Sitting Down with Kathryn Davis
On November 1, 2013 | 0 Comments

by Lisa Miller

Kathryn DavisKathryn Davis was gracious enough to answer a rather long list of questions about her writing, her awards, and what it’s like to be a “Hurst Writer in Residence” at Washington University.  Ms. Davis will be reading from, discussing, and signing her book Duplex at Left Bank Books on November 6th.  Please click here for more details.

What does it mean to be a “Hurst Writer in Residence” at Washington University? How did it come to be? 

Fannie Hurst grew up in St Louis and attended Washington University; her family was quite well off.  She made her own fortune, though, with her fiction, and left a considerable bequest to Washington University’s English Department.  The more I read about Fannie, the sadder I feel about posterity’s harsh judgment of her.  (“Hope for the best, expect the worst/ You could be Tolstoy or Fannie Hurst,” goes a Mel Brooks lyric.)  While it’s true that her novels haven’t stood the test of time (see below re: prizes), Fannie Hurst campaigned for women’s rights and gay rights, was a delegate to the World Health Organization and on the WPA’s advisory committee, plus she had a long-standing affair with an arctic explorer.

You have won several writing awards.  Which award do you hold most dear?  Why?

I have mixed feelings about prizes.  Of course you want to win them, just as you’re perfectly well aware of how unreliable they are as gauges of literary excellence.  It’s a humbling experience to read the list of past Pulitzer winners:  the further back you go the more names you’ve never heard of.  That said, I suppose the prize I hold most dear is the Janet Heidinger Kafka Prize for Fiction by an American Woman. This is partly because it’s the first prize I ever won (as an adult), and partly because it was conferred by the University of Rochester, where Joanna Scott—a fiction writer I greatly admire—was instrumental in making the choice.

How would you describe your writing?  What makes it unique and interesting?  Did you specifically develop your style or did it just evolve?

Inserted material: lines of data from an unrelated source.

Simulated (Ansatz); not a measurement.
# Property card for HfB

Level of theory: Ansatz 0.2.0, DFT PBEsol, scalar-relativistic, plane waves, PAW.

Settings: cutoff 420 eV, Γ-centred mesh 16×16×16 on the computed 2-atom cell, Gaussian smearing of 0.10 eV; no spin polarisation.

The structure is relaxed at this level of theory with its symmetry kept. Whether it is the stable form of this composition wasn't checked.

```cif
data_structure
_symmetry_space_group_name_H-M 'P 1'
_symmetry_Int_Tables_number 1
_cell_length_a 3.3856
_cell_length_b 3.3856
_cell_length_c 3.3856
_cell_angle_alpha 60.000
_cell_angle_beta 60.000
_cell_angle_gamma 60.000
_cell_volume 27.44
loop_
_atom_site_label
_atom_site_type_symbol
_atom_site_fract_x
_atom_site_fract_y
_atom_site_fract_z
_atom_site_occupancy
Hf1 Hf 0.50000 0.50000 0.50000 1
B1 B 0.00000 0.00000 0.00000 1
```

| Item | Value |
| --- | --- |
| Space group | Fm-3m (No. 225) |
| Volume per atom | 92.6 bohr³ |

You have no idea how difficult it is to describe your own writing!  One thing I can say is that I ended up being a writer because a writer is her own boss, which is another way of saying that my books tend to be unconventional, and that—if I’ve succeeded in meeting my own objectives—no two of them are alike.  If I were going to generalize, though, I think the one thing my books have in common is a preoccupation with the animating spirit, with figuring out what it is that makes us be alive, that sets us apart from, say, a table.  Another thing my books have in common is that they were written with my eduplexars:  I hear all my sentences, my paragraphs, my chapters, as well as the silences inherent in the transitions between them (which are, really, my favorite things about what I write).

You are obviously a very successful writer.  What would you consider to be your breakthrough piece of writing?  Why?

It’s funny; I don’t think of myself as a very successful writer.  I think of myself as a writer who has been lucky enough to write the books I want to write and to get them published—in that way I suppose you could say I’ve succeeded.  Still, every time I publish a new book, there are always quite a few reviewers who marvel at the fact that they’ve never heard of me.

You have worked with several publishers.  Was it that you submitted your work to different publishers or that different publishers sought out your work?

One of the reasons I’ve moved from publisher to publisher has been because the powers that be (i.e. the marketing people) haven’t always thought of me as especially successful (i.e. a big seller.)  When I entered the world of publishing it was a very different place.  After I sold Labrador (un-agented) to Farrar, Straus and Giroux, Roger Straus Sr. welcomed me into the FSG family.  He told me that they didn’t buy books; they bought authors.  The implication being that I’d be with FSG until the day I died.  In a way I feel like Graywolf, the small, independent publishing house I’m with now, is similar to the FSG of olden days.

What are your thoughts on the literary community in St. Louis?  Have you had opportunities to be involved in it?  If so, what?

Because I’m a part-time resident of St. Louis, my sense of its literary community is pretty parochial, essentially limited to those members of it I know through Washington University.  One thing that impresses me is the liveliness of the community, particularly as it’s influenced by those former MFA students who have chosen to remain in the area.

What advice can you give to writers still looking to breakthrough?   

The best and only advice is I have for writers is to keep writing and keep reading.  Write and read.  Read and write.  The marriage of art and commerce—which occurs for the most part in the vast halls of the New York publishing houses—is always an uneasy one; you can’t count on the world to give you what you want.  You have to love what you’re doing so much that the mere fact that you get to do is enough.

We are excited about your Left Bank Book signing event.  What are the details?

The reading & book signing is at 7:00 PM, Wednesday November 6, Left Bank Books, Central West End (399 N. Euclid).  I’ll read.  I’ll answer questions.  I’ll sign.